Allow mixing of thread offsets between 32 and 64bit architectures.

Begin a more full implementation x86-64 REX prefixes.
Doesn't implement 64bit thread offset support for the JNI compiler.

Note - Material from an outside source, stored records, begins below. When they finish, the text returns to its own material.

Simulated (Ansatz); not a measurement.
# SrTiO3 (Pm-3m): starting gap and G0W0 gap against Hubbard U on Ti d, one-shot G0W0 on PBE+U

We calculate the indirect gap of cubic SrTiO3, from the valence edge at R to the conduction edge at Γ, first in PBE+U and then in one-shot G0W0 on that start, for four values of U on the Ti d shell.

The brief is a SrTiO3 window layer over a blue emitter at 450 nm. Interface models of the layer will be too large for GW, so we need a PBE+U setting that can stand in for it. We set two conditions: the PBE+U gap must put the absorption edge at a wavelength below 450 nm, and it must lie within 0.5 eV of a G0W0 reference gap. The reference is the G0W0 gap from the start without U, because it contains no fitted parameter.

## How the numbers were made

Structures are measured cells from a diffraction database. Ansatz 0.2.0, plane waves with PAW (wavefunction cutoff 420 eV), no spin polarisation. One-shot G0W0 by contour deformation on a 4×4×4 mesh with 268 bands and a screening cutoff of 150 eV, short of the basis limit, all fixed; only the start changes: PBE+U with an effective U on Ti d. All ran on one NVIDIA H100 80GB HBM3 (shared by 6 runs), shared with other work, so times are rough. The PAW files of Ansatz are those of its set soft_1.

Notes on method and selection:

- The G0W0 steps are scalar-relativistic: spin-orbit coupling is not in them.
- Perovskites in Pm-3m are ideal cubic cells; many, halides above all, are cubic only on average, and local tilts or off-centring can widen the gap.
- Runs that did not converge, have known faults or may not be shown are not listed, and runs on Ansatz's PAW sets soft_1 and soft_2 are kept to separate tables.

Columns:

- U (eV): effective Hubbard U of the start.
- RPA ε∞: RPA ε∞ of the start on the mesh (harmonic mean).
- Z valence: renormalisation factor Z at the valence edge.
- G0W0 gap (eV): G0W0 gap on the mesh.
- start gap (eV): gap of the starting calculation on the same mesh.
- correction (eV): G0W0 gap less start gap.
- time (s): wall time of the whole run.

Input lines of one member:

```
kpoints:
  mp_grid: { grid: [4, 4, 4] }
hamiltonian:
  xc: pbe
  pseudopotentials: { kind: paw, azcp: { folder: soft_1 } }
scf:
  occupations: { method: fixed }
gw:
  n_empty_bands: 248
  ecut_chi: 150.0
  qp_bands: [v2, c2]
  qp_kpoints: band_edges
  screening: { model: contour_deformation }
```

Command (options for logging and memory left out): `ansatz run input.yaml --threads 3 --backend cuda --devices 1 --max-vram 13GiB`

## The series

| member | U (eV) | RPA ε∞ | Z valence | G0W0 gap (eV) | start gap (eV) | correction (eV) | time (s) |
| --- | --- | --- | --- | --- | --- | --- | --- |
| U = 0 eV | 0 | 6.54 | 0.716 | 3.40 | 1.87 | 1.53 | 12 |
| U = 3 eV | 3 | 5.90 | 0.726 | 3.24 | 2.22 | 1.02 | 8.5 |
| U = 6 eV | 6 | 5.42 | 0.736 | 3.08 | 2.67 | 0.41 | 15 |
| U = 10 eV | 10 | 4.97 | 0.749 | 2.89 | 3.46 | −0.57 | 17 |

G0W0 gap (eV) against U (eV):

Change-Id: If9af2f08a1833c21ddb4b4077f9b03add1a05147
diff --git a/compiler/dex/quick/arm/call_arm.cc b/compiler/dex/quick/arm/call_arm.cc
index d6724f1..2e37877 100644
--- a/compiler/dex/quick/arm/call_arm.cc
+++ b/compiler/dex/quick/arm/call_arm.cc
@@ -164,7 +164,7 @@
   // Making a call - use explicit registers
   FlushAllRegs();   /* Everything to home location */
   LoadValueDirectFixed(rl_src, rs_r0);
-  LoadWordDisp(rs_rARM_SELF, QUICK_ENTRYPOINT_OFFSET(pHandleFillArrayData).Int32Value(),
+  LoadWordDisp(rs_rARM_SELF, QUICK_ENTRYPOINT_OFFSET(4, pHandleFillArrayData).Int32Value(),
                rs_rARM_LR);
   // Materialize a pointer to the fill data image
   NewLIR3(kThumb2Adr, r1, 0, WrapPointer(tab_rec));
@@ -192,7 +192,7 @@
         null_check_branch = OpCmpImmBranch(kCondEq, rs_r0, 0, NULL);
       }
     }
-    LoadWordDisp(rs_rARM_SELF, Thread::ThinLockIdOffset().Int32Value(), rs_r2);
+    LoadWordDisp(rs_rARM_SELF, Thread::ThinLockIdOffset<4>().Int32Value(), rs_r2);
     NewLIR3(kThumb2Ldrex, r1, r0, mirror::Object::MonitorOffset().Int32Value() >> 2);
     MarkPossibleNullPointerException(opt_flags);
     LIR* not_unlocked_branch = OpCmpImmBranch(kCondNe, rs_r1, 0, NULL);
@@ -207,7 +207,7 @@
     }
     // TODO: move to a slow path.
     // Go expensive route - artLockObjectFromCode(obj);
-    LoadWordDisp(rs_rARM_SELF, QUICK_ENTRYPOINT_OFFSET(pLockObject).Int32Value(), rs_rARM_LR);
+    LoadWordDisp(rs_rARM_SELF, QUICK_ENTRYPOINT_OFFSET(4, pLockObject).Int32Value(), rs_rARM_LR);
     ClobberCallerSave();
     LIR* call_inst = OpReg(kOpBlx, rs_rARM_LR);
     MarkSafepointPC(call_inst);
@@ -218,7 +218,7 @@
   } else {
     // Explicit null-check as slow-path is entered using an IT.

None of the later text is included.